Take these tips to save on gasoline
BY Staff and Wire Reports
Sunday, November 25, 2012
11/25/12 at 3:03 AM
As the Thanksgiving weekend draws to a close, travelers on their way home will be reaching deep into their pockets to pay for fuel that's at a record level for this holiday.
The national average last week was hovering above $3.40 a gallon for unleaded gasoline, 8 cents higher than a year earlier.
Americans are likely to spend a record amount for gas in 2012, experts say.
Tom Kloza of the Oil Price Information Service estimates that consumers will spend about $483 billion on fuel this year, eclipsing last year's record of $471 billion. And that's even as Americans use less gas by taking shorter trips or driving more fuel-efficient cars.
The Energy Department estimates that gas prices will average $3.64 a gallon this year after averaging a record $3.53 a gallon in 2011.
A number of things affect the price of gasoline. It starts with the price of oil, which can be impacted by everything from the strength, or weakness, of the global economy, to hurricanes or tensions in the Middle East.
"There's a different set of factors every day, but they keep coming around like a bad penny," Chuck Mai, a spokesman for travel club AAA, said recently.
Crude oil is turned into gasoline and other products at refineries, which are another factor in the market. The U.S. has about half the number of refineries it did 30 years ago. When one goes down due to a fire or unplanned maintenance, it can lead to a shortage of gasoline, which sends prices higher.
All of these factors have come into play in a big way this year. That's why prices haven't just been high - they've been on a roller coaster. There have been four separate swings of at least 40 cents - two higher and two lower.
Even though gasoline was at an all-time high for a Thanksgiving weekend this year, it still was down 44 cents from mid-September, when prices spiked as some refineries had problems and worries intensified about Iran's nuclear program.
Consumers in Oklahoma have been shielded from the full brunt of the increases. Typically, Oklahoma ranks among the five cheapest states for gasoline, as measured by AAA. For example, while the U.S. average last Wednesday was $3.43 a gallon, many convenience stores in the Tulsa area were charging $2.99.
Still, $3 a gallon for fuel puts a pinch on many drivers. And it was just September in Tulsa when the price hit $3.69.
There are two ways you can cut your gas tab, at least a little: Use less of it, and pay less for what you use.
Experts recommend leaving behind what you don't need. An extra 100 pounds reduces fuel economy by up to 2 percent, according to the Energy Department.
Also, don't leave your car idling - it can use up to a half gallon of fuel per hour. And slow down. Fuel economy gets worse quickly at speeds over 50 miles per hour. Each 5 mph over 50 is like paying an extra 24 cents per gallon, the Energy Department says.
Your computer or smartphone can help you find cheaper gas while you drive, thanks to services such as GasBuddy.com. The service, which can be accessed on a smartphone application or on the Internet, reports gasoline prices at nearby stations. GasBuddy.com, which has 8.4 million users, gets its price information from users who enter fuel prices into the app after seeing them while driving by or filling up.

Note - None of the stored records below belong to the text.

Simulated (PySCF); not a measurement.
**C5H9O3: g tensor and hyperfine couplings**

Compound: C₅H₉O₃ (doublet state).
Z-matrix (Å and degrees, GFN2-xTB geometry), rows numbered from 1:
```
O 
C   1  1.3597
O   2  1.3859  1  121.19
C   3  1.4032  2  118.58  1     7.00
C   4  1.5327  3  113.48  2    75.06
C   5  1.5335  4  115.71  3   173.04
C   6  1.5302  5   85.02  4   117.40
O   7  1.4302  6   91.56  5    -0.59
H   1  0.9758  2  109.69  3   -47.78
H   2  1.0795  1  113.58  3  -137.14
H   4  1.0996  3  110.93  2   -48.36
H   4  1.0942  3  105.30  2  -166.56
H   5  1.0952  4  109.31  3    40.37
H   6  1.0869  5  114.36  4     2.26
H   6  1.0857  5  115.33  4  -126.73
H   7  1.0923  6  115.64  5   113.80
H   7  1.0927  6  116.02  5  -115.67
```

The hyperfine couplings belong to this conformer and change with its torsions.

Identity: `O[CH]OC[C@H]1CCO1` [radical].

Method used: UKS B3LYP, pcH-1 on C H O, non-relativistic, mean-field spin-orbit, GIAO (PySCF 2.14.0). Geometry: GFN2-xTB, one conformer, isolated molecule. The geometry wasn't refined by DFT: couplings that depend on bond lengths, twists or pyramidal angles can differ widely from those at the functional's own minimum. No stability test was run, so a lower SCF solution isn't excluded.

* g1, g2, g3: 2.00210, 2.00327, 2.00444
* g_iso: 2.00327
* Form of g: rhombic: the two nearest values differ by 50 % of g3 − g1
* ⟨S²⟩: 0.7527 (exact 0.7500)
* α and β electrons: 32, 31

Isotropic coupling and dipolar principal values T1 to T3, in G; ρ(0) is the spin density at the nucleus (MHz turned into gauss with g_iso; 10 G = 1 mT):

Users post prices to help other drivers, according to GasBuddy.com's Patrick DeHaan, and those who contribute can become eligible to win a $250 gas card. DeHaan says that 70,000 users supply data daily.
Be aware that sometimes, especially in rural areas, the price given might be a few days old. And don't get too obsessed about saving a penny or two a gallon - you might burn up your savings by driving an extra distance to find the cheaper gas.
Here's an example. A driver of a car that gets the national average of 23 miles per gallon notices that a station five miles from the one he's near is 10 cents a gallon cheaper. Sounds good, right? But the driver would save only $1 if he bought 10 gallons there, and he would burn 74 cents worth of fuel. Total savings: 26 cents.
DeHaan's rule of thumb: a driver must be saving at least five cents per gallon for every mile they drive out of their way to make it worthwhile.
Fuel-saving tips from AAA
Gas: Only use premium if your owner's manual says you should. Also, don't "top off" when filling your tank. Most of that fuel either remains in the hose or evaporates.
Tires: Surveys show that one out of every four cars on the road today has at least one extremely low tire. Check your owner's manual or the sticker in your glove compartment or on a door jamb for recommended tire pressures. Do not go by what is on the tire; that's the maximum.
Air filter: If it's dirty, buy a new one. This can increase your gas mileage by up to 10 percent.
Engine: Old, dirty spark plugs can reduce fuel economy by 30 percent.
Reduce your miles: If you have to drive far to do your shopping, make sure you purchase everything you might need for several days. Cold engines use more fuel than warm ones.
Drive efficiently: Stay within posted speed limits; avoid rush-hour driving; stop aggressive driving; and avoid unnecessary idling.
Lighten your load: Take unnecessary weight out of trunks, pickup beds and back seats. Every extra 100 pounds can cost you a mile per gallon.
Tulsa World Business Editor John Stancavage contributed to this story by The Associated Press.